There is no incompatibility. God created all those things and gave us the intellect with which to study his creation, etc.
However, if God WERE to reveal Himself in the fashion in which you suggest, such a revelation would be coercive.
(May 18, 2015 at 7:55 pm)Huggy74 Wrote: Why Does the Catholic church baptize using a Trinitarian formula (Father, Son, Holy Spirit) when Peter (whom the Catholic church claims to be the first Pope) clearly commanded to be Baptized in the Name of Jesus Christ?
(from the Catholic Bible)
Quote:Acts 2:38
'You must repent,' Peter answered, 'and every one of you must be baptised in the name of Jesus Christ for the forgiveness of your sins, and you will receive the gift of the Holy Spirit.
Paul also
Quote:Acts 19:5
4 Paul said, 'John's baptism was a baptism of repentance; but he insisted that the people should believe in the one who was to come after him -- namely Jesus.'
5 When they heard this, they were baptised in the name of the Lord Jesus
Excellent question. You've had some training in theology? Here's my response:
Baptism in the Name of Jesus Only
"In the name of Jesus" is a type - not a formula. More on that in a moment.
If a police officer shouts to a fleeing bank robber, "Stop in the name of the law!", is he really only specifying the authority of one thing, "the law'? Or is it really the authority of:
1) the specific code of law written by politicians,
2) the police department who enforce the law,
3) the entire criminal justice system
that the officer is asserting? It's all of the above, right?
Catholics have been baptizing using the Trinitarian formula from the earliest days. There is a document of early Christian practices from about 50 AD called the DIDACHE (pronounced did-a-kay) that details how the early Christians baptized:
Quote:"In regard to baptism - baptize thus: After the foregoing instructions, baptize in the name of the Father, and of the Son, and of the Holy Spirit, in living water. If you have no living water, then baptize in other water; and if you are not able in cold, then in warm."

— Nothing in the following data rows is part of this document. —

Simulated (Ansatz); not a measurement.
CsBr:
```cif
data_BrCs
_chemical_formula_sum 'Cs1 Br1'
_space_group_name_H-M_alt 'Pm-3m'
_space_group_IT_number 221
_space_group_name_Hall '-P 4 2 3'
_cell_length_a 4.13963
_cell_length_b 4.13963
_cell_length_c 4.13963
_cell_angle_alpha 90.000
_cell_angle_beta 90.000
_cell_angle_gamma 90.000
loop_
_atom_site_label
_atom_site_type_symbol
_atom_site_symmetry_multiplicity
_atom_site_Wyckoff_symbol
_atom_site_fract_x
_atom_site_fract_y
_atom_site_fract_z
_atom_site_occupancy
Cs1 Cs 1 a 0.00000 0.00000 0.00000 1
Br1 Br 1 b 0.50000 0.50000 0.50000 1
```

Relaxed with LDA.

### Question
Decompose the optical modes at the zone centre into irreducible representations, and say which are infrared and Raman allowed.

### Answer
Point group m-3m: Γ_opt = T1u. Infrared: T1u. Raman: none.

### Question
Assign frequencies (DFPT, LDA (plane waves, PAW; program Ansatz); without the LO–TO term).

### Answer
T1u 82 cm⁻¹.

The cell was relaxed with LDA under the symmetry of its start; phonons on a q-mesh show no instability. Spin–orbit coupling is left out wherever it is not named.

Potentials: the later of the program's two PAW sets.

The Didache is not inspired scripture, but it is a key piece of historical evidence about what the Church thought and did in the earliest days.
So why does this verse in Acts say we should be baptizing in Jesus' name and not in the name of the Father, Son and Holy Spirit? It is made to offer a distinction from other baptisms that were occurring during the earliest days of Christianity. There were the baptisms done by followers of John the Baptist, baptisms done in Jewish liturgies, and baptisms done in pagan rituals. Here's a verse speaking of "John's Baptism":
Quote:Acts 19:3
So Paul asked, “Then what baptism did you receive?” “John’s baptism,” they replied.
Paul specifically asks what type of baptism they had received. They had received "John's Baptism"; they had not received the baptism of Jesus.
By proclaiming baptisms be done "in the name of Jesus Christ", the inspired author of Acts was merely attempting to disassociate ourselves from the baptisms done by other sects.
It was not an instruction on how to baptize.